Opening the coffin of King Charles I
King Charles I was beheaded on 30 January 1649 outside Banqueting House in Whitehall. His embalmed body was put into a coffin and taken to St James’s. Parliament then gave permission for the King to be buried in the Chapel of St George at Windsor. Mr Herbert who had been a groom of the royal bedchamber was entrusted with overseeing the interment.
From The Famous Tragedie of King Charles I (London, 1709) British Library flickr
Lord Clarendon stated that some years later the King’s body could not be found at Windsor. There was a suggestion that King Charles II had re-interred his father at Westminster Abbey.
When George III built a mausoleum at Windsor, a passage was built under St George’s Chapel. Workmen accidentally made an opening in one of the walls of the vault where Henry VIII and Jane Seymour were said to be buried. A third coffin could also be seen, covered with a black velvet pall. This was in accordance with Herbert’s description and so it was presumed to hold the remains of King Charles I.

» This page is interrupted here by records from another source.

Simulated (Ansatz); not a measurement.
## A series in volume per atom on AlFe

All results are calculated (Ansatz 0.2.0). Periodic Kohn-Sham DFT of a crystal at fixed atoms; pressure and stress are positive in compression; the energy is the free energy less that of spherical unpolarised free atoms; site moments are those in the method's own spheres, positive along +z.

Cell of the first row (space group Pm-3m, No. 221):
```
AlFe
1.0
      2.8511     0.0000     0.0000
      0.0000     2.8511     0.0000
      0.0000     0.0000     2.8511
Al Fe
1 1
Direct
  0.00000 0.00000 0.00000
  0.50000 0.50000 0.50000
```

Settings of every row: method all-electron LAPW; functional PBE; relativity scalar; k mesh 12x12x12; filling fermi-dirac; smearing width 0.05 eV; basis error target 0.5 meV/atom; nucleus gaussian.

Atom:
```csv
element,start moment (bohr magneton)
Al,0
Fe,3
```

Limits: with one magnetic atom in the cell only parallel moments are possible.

The Prince Regent was told of the discovery and he sanctioned an examination of the coffin. This took place on 1 April 1813, the day after the funeral of the Duchess of Brunswick. The Prince Regent entered the vault accompanied by the Duke of Cumberland, Count Munster, the Dean of Windsor, Benjamin Charles Stevenson, and Sir Henry Halford. The pall was removed to reveal a plain lead coffin inscribed with the name of King Charles and the year of his death. An opening was then made in the lid and the covering removed from the head. Sir Henry reported that the long oval- shaped face with a pointed beard bore a strong resemblance to coins, busts, and the Van Dyck pictures of Charles I. The head was removed from the coffin to prove that it had been separated ‘by a heavy blow, inflicted with a very sharp instrument’, proving beyond doubt that these were indeed the remains of King Charles. The rest of the body was not examined and the coffin was soldered up.
None of the other coffins in the vault had an inscription. The coffin supposed to be that of Henry VIII was six feet ten inches in length and had been damaged, revealing a skeleton. A smaller coffin, understood to be that of Jane Seymour, was not touched as the Prince Regent did not consider mere curiosity a sufficient motive for disturbing her remains. There was also a very small mahogany coffin covered with crimson velvet laid upon the pall covering King Charles. This contained a child of Queen Anne, still-born when she was Princess of Denmark.
Essays and orations, read and delivered at the Royal College of Physicians; to which is added , An account of the opening of the tomb of King Charles I by Sir Henry Halford (London, 1842)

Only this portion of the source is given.